Here are some fermented foods you can have fun making.

Sauerkraut… t’s not just something you have with German sausage, it’s been around for thousands of years. All it is, is cabbage and salt. Choose a good quality sea salt and add it to your cabbage and then massage the cabbage very well until breaks down and releases all its liquid. Then you simply put it in a well-sealed jar, put it in a dark place in the cupboard and leave for a couple of weeks. It’s delicious and versatile and so good for your gut!

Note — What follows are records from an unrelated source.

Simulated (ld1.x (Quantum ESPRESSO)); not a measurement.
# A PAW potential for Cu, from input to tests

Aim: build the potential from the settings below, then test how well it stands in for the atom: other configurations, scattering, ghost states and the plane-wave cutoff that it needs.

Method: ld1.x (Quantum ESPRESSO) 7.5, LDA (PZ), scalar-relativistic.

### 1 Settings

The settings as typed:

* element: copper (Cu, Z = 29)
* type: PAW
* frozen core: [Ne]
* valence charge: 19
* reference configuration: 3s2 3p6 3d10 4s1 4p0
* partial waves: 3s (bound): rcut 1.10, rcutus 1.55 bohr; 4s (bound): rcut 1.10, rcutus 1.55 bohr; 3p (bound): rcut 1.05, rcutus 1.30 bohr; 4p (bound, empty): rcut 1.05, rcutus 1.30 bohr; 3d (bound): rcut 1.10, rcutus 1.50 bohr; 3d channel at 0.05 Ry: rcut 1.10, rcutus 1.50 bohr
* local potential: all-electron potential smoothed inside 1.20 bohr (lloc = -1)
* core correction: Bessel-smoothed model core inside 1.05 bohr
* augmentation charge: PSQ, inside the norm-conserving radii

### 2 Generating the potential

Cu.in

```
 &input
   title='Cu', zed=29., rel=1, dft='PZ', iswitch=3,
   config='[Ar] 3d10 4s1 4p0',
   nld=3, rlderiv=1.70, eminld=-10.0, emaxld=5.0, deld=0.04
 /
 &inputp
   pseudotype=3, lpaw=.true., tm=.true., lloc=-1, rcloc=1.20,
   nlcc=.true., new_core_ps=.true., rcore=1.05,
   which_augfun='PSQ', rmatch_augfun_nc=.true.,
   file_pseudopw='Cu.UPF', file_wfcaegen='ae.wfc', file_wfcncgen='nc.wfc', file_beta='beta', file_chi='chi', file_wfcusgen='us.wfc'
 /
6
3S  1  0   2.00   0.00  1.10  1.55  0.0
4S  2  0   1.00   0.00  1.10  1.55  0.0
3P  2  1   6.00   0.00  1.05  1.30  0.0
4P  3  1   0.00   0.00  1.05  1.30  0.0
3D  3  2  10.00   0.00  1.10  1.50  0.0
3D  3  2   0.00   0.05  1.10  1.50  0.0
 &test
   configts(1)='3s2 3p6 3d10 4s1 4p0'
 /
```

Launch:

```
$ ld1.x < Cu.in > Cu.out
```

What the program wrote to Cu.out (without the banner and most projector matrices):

If you like spicy food then try kim chi, the Korean equivalent of sauerkraut. There are many different recipes for this that range from simply adding chilli to a sauerkraut recipe, to the more authentic style that includes adding Asian radish, ginger, green onions, nori, and garlic.  It’s a really interesting process to watch and learn.

Other top fermented foods included Kefir – a fermented yoghurt drink….. Kombucha – a tangy fermented tea. …….Miso – a fermented paste made from barley, rice or soybeans which can be used as a soup or dressing………Tempeh, which is similar to tofu but fermented………and yoghurt.

Fermented food is all about boosting our gut and digestive function and that means better immunity and all-round better health!

So take a look at some recipes and see if one of them appeals to you. Just don’t do what I did and forget about some jars of sauerkraut I made, only to find them a VERY long time later in the back of the cupboard.